A tutorial on property-based testing and Apalache-TLC #1831

konnov · 2022-05-30T08:22:12Z

In this tutorial, we reproduce a known scenario of ERC20 tokens with property-based testing, Apalache, and TLC under five configurations.

Stateful testing with Hypothesis. This is pretty much random simulation.
Simulation with Apalache. The choice of actions is randomized, whereas symbolic executions are checked with Z3.
Bounded model checking with Apalache. All bounded executions up to a predefined lengths are checked with Z3.
Simulation with TLC. The model checker picks successors at random.
State enumeration with TLC.

If you want to see the results, jump straight to the conclusions.

If you want just to read the document, without running, mdbook, access randomized.pdf

If you want to fix the document and see it rendered, do the following:

cd docs
mdbook serve
open http://localhost:3000

Since this tutorial is about 25 pages, I would prefer the following reviewing process:

Please commit all changes to English and the writing style directly in the PR. Otherwise, we will get too many small fixes, which makes it impossible to navigate through all the comments.
If you are asking for substantial changes, please claim the review token, add your comments and release the token. Doing it this way, we will avoid too much concurrency, as it often happens with large texts in pull requests.
Entries added to ./unreleased/ for any new functionality

codecov-commenter · 2022-05-30T08:30:16Z

Codecov Report

All modified and coverable lines are covered by tests ✅

Comparison is base (253f4c4) 78.86% compared to head (20b6754) 76.69%.
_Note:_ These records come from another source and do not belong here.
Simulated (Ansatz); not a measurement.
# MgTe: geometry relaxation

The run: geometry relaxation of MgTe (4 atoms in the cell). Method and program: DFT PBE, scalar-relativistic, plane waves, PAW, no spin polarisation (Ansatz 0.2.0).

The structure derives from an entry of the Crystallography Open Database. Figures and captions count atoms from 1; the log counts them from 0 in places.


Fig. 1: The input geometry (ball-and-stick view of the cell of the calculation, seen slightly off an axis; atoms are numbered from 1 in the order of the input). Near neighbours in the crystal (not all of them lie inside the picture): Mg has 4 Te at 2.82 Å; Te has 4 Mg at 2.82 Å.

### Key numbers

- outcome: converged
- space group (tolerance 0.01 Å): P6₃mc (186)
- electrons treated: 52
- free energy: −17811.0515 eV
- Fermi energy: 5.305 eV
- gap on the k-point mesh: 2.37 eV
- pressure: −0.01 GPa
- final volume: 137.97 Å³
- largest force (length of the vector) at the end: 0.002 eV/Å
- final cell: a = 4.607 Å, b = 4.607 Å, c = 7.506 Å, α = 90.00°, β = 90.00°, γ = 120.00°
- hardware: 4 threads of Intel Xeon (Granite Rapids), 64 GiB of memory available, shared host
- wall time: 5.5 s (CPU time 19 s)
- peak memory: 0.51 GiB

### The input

❗ Current head 20b6754 differs from pull request most recent head 8665225. Consider uploading reports for the commit 8665225 to get more accurate results

Additional details and impacted files

@@            Coverage Diff             @@
##             main    #1831      +/-   ##
==========================================
- Coverage   78.86%   76.69%   -2.17%     
==========================================
  Files         466      391      -75     
  Lines       15923    12005    -3918     
  Branches     2557      550    -2007     
==========================================
- Hits        12557     9207    -3350     
+ Misses       3366     2798     -568

☔ View full report in Codecov by Sentry.
📢 Have feedback on the report? Share it here.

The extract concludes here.